Video interview | Talking about “The Bootleg Coal Rebellion” with author Mitch Troutman

In the early 20th century, as Pennsylvania’s anthracite industry collapsed under mechanization, corporate consolidation, and economic depression, thousands of coal miners were told – implicitly and explicitly – that they were no longer needed. What followed was not quiet resignation, but one of the most extraordinary episodes in American labor history: the bootleg coal rebellion.

In this new YouTube interview, I sat down with historian and author Mitch Troutman to talk about his book, The Bootleg Coal Rebellion: The Pennsylvania Miners Who Seized an Industry, 1925–1942, a deeply researched and long-overdue history of miners who refused to starve when the industry abandoned them.
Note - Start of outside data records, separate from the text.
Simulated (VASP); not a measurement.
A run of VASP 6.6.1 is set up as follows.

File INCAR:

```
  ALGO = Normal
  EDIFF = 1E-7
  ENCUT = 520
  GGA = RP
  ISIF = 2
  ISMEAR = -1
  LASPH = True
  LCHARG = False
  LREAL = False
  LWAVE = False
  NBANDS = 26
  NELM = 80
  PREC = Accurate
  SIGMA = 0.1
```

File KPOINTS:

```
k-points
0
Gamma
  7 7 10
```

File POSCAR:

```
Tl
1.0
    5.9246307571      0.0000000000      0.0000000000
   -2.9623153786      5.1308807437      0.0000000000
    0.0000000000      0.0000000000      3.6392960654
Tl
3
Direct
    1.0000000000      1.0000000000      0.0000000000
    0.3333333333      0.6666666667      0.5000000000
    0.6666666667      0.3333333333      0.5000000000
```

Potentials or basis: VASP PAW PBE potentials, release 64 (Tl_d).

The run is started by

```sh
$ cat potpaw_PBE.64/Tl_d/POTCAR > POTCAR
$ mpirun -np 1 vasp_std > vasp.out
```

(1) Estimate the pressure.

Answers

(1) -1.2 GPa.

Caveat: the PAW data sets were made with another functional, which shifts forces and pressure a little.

Buy the book: The Bootleg Coal Rebellion: The Pennsylvania Miners Who Seized an Industry, 1925–1942

Across Northumberland County, the lower anthracite fields, and much of the wider Coal Region, unemployed miners began digging coal illegally – often on land they had worked for decades, using skills passed down through generations. What started as survival quickly became something bigger. Bootleg mining evolved into a mass movement that challenged coal companies, state authority, and long-standing ideas about who had the right to control natural resources.

A vintage J.A. Reedy coal truck parked on a dirt road with a gravel pile, while two people stand on nearby wooden structures in a rural setting.
A scene outside Mt. Carmel in 1938

Mitch and I talk about how bootleg mining grew out of earlier strike conditions, local customs, and bitter resentment toward decisions made in distant boardrooms. We dig into family stories, community memory, and the ways this history still lingers, sometimes quietly, sometimes defiantly, in the region today. For many families, bootleg coal wasn’t a crime. It was dignity, it put food on the table and it was resistance.

This conversation also places the bootleg coal rebellion in a larger context. The issues miners faced – automation, corporate power, economic dislocation, and the erosion of working-class security – are not relics of the Great Depression. They are painfully familiar in the 21st century. That’s what makes this story matter now.